This has long been a point of vulnerability for Saudi Arabia:
When Sunni suicide bombers belonging to an Islamic State cell targeted mosques of Saudi Arabia's minority Shi'ite community last month, the government quickly pledged national unity across sectarian lines and offered compensation.
The two blasts killed 25 people, stirring divisions in a kingdom dominated by the ruling Al Saud family and a majority Sunni population that makes up its support base and includes clerics from the strict Wahhabi school who often say Shi'ites are not true Muslims.
Yes, this was ISIL (the Islamic State, as they call themselves now), which is a Sunni Arab terror group. But it is so convenient for Iran that I wouldn't rule out Iran's involvement in clearing a path for the jihadis to strike.
Or even if uninvolved, they simply might exploit this event. If Arab Shias feel under assault in Saudi Arabia, they might turn to Shia Iran for protection.
It would probably help if the Saudis attempted to support dissidents inside Iran to return the favor.

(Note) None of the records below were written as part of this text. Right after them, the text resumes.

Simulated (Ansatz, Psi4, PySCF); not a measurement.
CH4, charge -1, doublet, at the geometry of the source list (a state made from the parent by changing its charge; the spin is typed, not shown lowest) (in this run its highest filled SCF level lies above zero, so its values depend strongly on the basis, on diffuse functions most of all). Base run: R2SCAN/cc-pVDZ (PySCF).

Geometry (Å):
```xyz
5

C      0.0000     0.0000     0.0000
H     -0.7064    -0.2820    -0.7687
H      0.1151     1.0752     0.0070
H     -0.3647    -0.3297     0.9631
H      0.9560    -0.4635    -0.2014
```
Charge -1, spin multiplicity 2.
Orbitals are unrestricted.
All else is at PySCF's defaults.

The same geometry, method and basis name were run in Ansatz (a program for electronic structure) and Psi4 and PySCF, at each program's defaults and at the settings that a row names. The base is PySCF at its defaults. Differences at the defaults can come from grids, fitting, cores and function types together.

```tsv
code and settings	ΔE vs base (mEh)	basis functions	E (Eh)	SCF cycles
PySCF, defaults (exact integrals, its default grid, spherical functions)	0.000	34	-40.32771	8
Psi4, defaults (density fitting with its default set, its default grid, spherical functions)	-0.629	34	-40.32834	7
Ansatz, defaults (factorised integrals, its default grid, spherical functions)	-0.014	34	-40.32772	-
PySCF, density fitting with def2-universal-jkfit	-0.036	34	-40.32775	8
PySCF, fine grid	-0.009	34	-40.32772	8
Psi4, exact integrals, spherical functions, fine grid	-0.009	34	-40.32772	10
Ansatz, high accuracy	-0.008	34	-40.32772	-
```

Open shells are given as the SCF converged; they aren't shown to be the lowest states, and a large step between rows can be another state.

On the bright side, if Iran hopes to scare Saudi Arabia by threatening missile attacks on Saudi oil infrastructure, this will damage that hope:
Saudi Arabia said it shot down a Scud missile fired by Yemen's Shiite rebels and their allies early Saturday at a Saudi city that is home to a large air base, marking a major escalation in the monthslong war.
The Saudis are showing their air force can bomb targets and their Patriot missiles can shoot down ballistic missiles. So a battle to the death of oil exports will be worse for Iran.